MAUN: The government, charged with laying out regulations and legislation that governs the tourism industry, is now grappling with the finalisation of a commission report on the Okavango Development plan, according to its Maun office.
The report is expected to examine sustainability of tourism aspects of development at the Okavango, Maun and Ngamiland in respect of economic viability, benefits to the regional communities and upkeep of the delta which is probably the leading international attraction in the region alongside ‘the big five’ wildlife assets.
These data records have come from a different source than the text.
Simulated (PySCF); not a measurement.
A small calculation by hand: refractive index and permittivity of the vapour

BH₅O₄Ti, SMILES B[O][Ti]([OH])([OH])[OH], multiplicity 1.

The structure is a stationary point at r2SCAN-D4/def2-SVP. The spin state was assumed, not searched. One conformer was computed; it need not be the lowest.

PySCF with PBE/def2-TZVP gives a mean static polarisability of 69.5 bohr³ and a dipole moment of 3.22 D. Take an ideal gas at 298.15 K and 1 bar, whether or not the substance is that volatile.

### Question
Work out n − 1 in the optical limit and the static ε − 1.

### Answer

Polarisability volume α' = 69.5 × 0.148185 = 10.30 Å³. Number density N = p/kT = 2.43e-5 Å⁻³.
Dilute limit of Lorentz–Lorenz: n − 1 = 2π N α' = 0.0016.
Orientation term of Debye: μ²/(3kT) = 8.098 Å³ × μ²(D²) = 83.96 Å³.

The government tourism officer believes that the Delta has come of age and that the next stage that requires urgent attention is the development of its peripheries. That will require, in addition to the physical attraction of the Delta, planned and sustainable exploitation of the cultural resources of the communities in and around the region.
“We have found that a good number of tourists come in self-contained packages so that they drive or fly straight to the Delta, spending very little time in the neighbouring vicinity,” said the District Tourism officer, Lesedi Ntshekisang. “We need to develop a product that will induce tourists to spend in Maun and other areas around the Okavango Delta.”
Ntshekisang believes that diversification of the tourism product would require the further development of one the least developed aspects of the region’s assets, among them the cultural heritage.
Asked what implications this would have for the preservation for the traditional and folk culture of the peoples of Ngamiland. Ntshekisang said, “The environment is changing any way. What we have to ensure is that the change is properly planned and managed.”
She further observed that change ‘could be a blessing or a curse depending on how it is managed.’ Development of the cultural heritage, she said, could result in better and more effective ways of preservation that is also mindful of conservation of the environment.
Some of the social ills that could arise from mismanaged development of tourism are adoption of ‘culturally inappropriate dress and deviant behaviours such as prostitution and crime, she said.
Ntshekisang noted that there will also be the inevitable changes and developments that are fostered by the international phenomenon of globalisation. ‘That is a stand alone factor that can hardly be prevented all over the world,” she asserted.
“We have to cultivate a broader view of tourism away from the traditional attitude that views tourism in a manner that is limited only to recognition of the Delta and an elephant, lion, buffalo, hippopotamus and the rhino. Education and interpretation are central to diversification of the tourism product for sustainability and maximisation of spending.”
“For example,” she continued, “development of the cultural tourism could also help to do away with the notion that tourism is only meant for foreigners because local communities will be attracted to local song, dance, poetry and other activities with which they are more familiar.”
Asked about the development of the basketry industry in the region once famous for its basketry and other forms of weaving, the tourism officer said that there appears to be a decline in that activity partly because the practitioners might not have access to the financial structures that would help them to get some of the implements that are required for their work.
She, however, observed that there might also be a problem with the marketing of the finished products and, in addition, the women who are skilled in this craft may also not be able to produce enough for the market. “You may find that it takes quiet a while to produce a single basket. And it also takes a while to find the materials that will be required to make it. As a result, the returns on the investment in labour and marketing may be very low.”